What did you compare, exactly?  On the one hand, the code you posted
here, which took 128 characters around each character to be displayed?
any other changes in the code you posted here?  And what does
"limiting it as described" mean here?

And on the other hand, the existing automatic composition machinery?
With what setup of composition-function-table, exactly?

And finally, which code was included in the count of cycles?

> > > > and others, including (but not limited to) the dreaded bidi thing.
> > >
> > > Looking for "bidi" in composite.c, the only relevant thing I see is a 
> > > FIXME.
> >
> > That's because you look in the wrong place.
> 
> What's the right place? I'm using all the code in bidi.c, of course,

No, actually you don't.  Your make_context copies characters in strict
logical order, bypassing bidi.c, and by that also potentially crossing
boundaries of different directionality (and even line and paragraph
boundaries), which is a no-no in text shaping.  Then, after you call
the shaper, you don't reorder the glyphs it delivers, so they will
look on display in the wrong order.  And there may be other subtle
issues as well -- this stuff was finalized so long ago that I'm not
even sure I remember all the details of what needed to be done to get
it right.

> > > The code shouldn't break horribly for RTL text (it doesn't).
> >
> > It _will_ break for RTL text, you just didn't yet see it because you
> > only tested it in simple use cases.  UAX#9 defines a lot of optional
> > features, including multi-level directional overrides and embeddings,
> > it isn't just right-to-left vs left-to-right.
> 
> I assume bidi.c handles that, as it does for composite.c?

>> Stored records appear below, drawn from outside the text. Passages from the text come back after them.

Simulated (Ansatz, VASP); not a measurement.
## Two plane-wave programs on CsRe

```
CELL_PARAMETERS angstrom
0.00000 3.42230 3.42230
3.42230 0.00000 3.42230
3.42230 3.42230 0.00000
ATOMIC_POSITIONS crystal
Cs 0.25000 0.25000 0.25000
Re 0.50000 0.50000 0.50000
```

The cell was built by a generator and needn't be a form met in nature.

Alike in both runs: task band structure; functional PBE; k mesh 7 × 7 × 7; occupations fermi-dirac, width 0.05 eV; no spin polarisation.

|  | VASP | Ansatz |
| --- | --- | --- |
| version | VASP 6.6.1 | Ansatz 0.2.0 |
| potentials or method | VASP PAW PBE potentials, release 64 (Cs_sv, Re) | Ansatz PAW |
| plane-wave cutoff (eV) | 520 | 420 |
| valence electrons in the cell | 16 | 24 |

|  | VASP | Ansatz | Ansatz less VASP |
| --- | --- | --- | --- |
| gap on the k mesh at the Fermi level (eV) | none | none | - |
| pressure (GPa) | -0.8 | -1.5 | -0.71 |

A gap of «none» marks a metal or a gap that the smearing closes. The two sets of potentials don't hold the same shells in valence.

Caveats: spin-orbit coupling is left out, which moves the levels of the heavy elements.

Yes, but only _if_you_use_them_correctly_!  If you bypass them, then
all bets are off.

> > > We have something that superficially results in a similar screen
> > > layout to what I want, but that actually represents display elements
> > > in a way that makes them unusable for my purposes.
> >
> > Then please describe what doesn't fit your purpose, and let's focus on
> > extending the existing code to do what's missing.
> 
> The three main things are:
>  - "entering" glyphs, instead of treating them as atomic

Why is that needed?  A ligature is a single display entity, that's why
fonts ligate.  Why would we want to break ligatures when we wrap
lines?

>  - providing context automatically rather than by providing specific
> regexps for it in advance

That's a separate part of the problem; I wasn't talking about it.  It
needs a separate solution (which was not yet presented), but the
solution doesn't have to be based on regexps if a better or smarter or
faster way is available.  Extending composition-function-table to
support context definition by means other than regexp is easy and
doesn't disrupt the way the code works.

>  - kerning, which requires context for every character

That's again about that separate part of the problem, because once the
context was determined correctly, the shaper will perform the kerning
for you.

>  - ligatures that come partly from a display property and partly from
> the buffer (composite.c doesn't allow for those, as far as I can tell)

It doesn't and it shouldn't!  Text of display strings and overlay
strings is completely isolated from buffer text, and is even
bidi-reordered independently.  This is by design.  These strings are
more akin to images than to a part of buffer text, so mixing them with
buffer text on display would be a grave mistake.

> > Please note: I'm not talking about the regexp part -- that part you
> > anyway will need to decide how to extend or augment.  I'm telling you
> > right here and now that blindly taking a fixed amount of surrounding
> > text will not be acceptable.  You can either come up with some smarter
> > regexp (and you are wrong: the regexps in composition-function-table
> > do NOT have to match only fixed strings, you can see that they don't
> > in the part of the table we set up for the Arabic script);
> 
> Again, I think the limits are fixed: 4 characters of history and 500
> characters of look-ahead. What am I missing?

Fixed limits and fixed strings are two different things.  You can
match strings of many different lengths up to a limit.

The 3 previous characters are rarely needed, certainly not for English
ligatures, because you can detect the sequence by the first character.
So this is rarely a limitation; but again, it can be expanded if
needed with little if any effect on the code.

(And where did you see the 500-character limitation of look-ahead?)

Anyway, you again focus on the (separate) issue of determining the
context.  Whereas I was mainly talking about what happens _after_ you
determine the context: how do you collect the characters to pass to
the shaper, how you present to the layout code the glyphs returned by
the shaper, and how you lay out those glyphs by inserting them into
the glyph rows of the glyph matrix.  It is this code that I see no
reason to modify, definitely not significantly.

> > or you can
> > decide on something more complex, like a function.  Either way, the
> > amount of text that this will pick up and pass to the shaper should be
> > reasonable and should be determined by some understandable rules.  And
> > those rules must be controllable from Lisp.
> 
> That last part isn't true for the composite.c code, which imposes a
> limit of 4 characters of history and 500 characters of look-ahead

How do those limits violate the above requirement?  The 3-char
prev-chars limit is "reasonable" because we currently don't need more,
and the other limit doesn't exist AFAICT -- you could make a regexp
that matched very long strings, if needed.  And the rules to use to
set up the regexp are definitely "understandable" and can be
controlled from Lisp.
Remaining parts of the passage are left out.